The highways sector is seeing improvement in the pace of execution and the number of high-risk projects are also on the slide, with the reforms undertaken by the National Highways
Authority of India (NHAI) and the ministry of road transport and highways.
However, there are projects still in the high-risk category and several developers face significant funding gap. Also, around 25% of the projects awarded on hybrid-annuity could face challenges in debt servicing.
These are some of the latest findings of the ratings firm Crisil. A 13% reduction has been observed in high-risk projects over the past financial year, Crisil said in a statement. The risks pertained to completion of under-construction projects and debt servicing ability for operational ones.
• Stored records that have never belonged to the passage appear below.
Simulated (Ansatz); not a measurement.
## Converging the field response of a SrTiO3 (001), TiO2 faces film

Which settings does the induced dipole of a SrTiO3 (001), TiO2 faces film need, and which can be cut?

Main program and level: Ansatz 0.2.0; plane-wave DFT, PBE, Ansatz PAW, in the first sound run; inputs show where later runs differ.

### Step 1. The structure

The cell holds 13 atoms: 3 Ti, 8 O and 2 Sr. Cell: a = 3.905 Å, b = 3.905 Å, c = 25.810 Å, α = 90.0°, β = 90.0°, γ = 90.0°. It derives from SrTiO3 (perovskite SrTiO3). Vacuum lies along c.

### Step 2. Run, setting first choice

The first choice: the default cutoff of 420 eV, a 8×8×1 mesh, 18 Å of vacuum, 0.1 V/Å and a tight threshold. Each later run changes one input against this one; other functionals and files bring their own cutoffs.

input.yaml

The analysis was based on 85 under-construction and 104 operational BOT (build operate and transfer) and annuity projects, awarded by National Highways Authority of India (NHAI) spanning nearly 16,600 km, the statement said.
Things also look much better in terms of pace of construction, which improved 40% from an average 4.3 km per day in financial year 2014-2015 to 6 km in financial year 2015-2016.
Ajay Srinivasan, Crisil Research director, said: “The material improvement in the pace of execution can be attributed to policy reforms by the NHAI and facilitations by the government which are also reducing delays. Given this, we expect the average construction per day for NHAI projects to nearly double to more than 11 km by fiscal 2018”.
While within the 85 under-construction BOT projects, there has been a 10% reduction, Crisil points out as much as 4,600 km of projects are still in the high-risk category because delay in land acquisition and approvals have increased costs by 20% or R11,000 crore, and the financial health of sponsors remains weak. These stuck projects were largely awarded during financial years of 2009 to 2012 and the mitigation options for them include a one-time fund infusion through NHAI loans, and a change in sponsor, the ratings firm said.
Sushmita Majumdar, another Crisil Ratings director, observes that of the 4,600 km high-risk under-construction projects, 1,400 km has reached the provisional commercial operations date (PCOD) stage, but are still unviable due to cost overruns and weak sponsors.
“These projects need a whopping 60% revenue growth to meet debt service requirements. Refinancing, debt restructuring, premium deferment or acquisition by a stronger sponsor are the only solutions,” she said.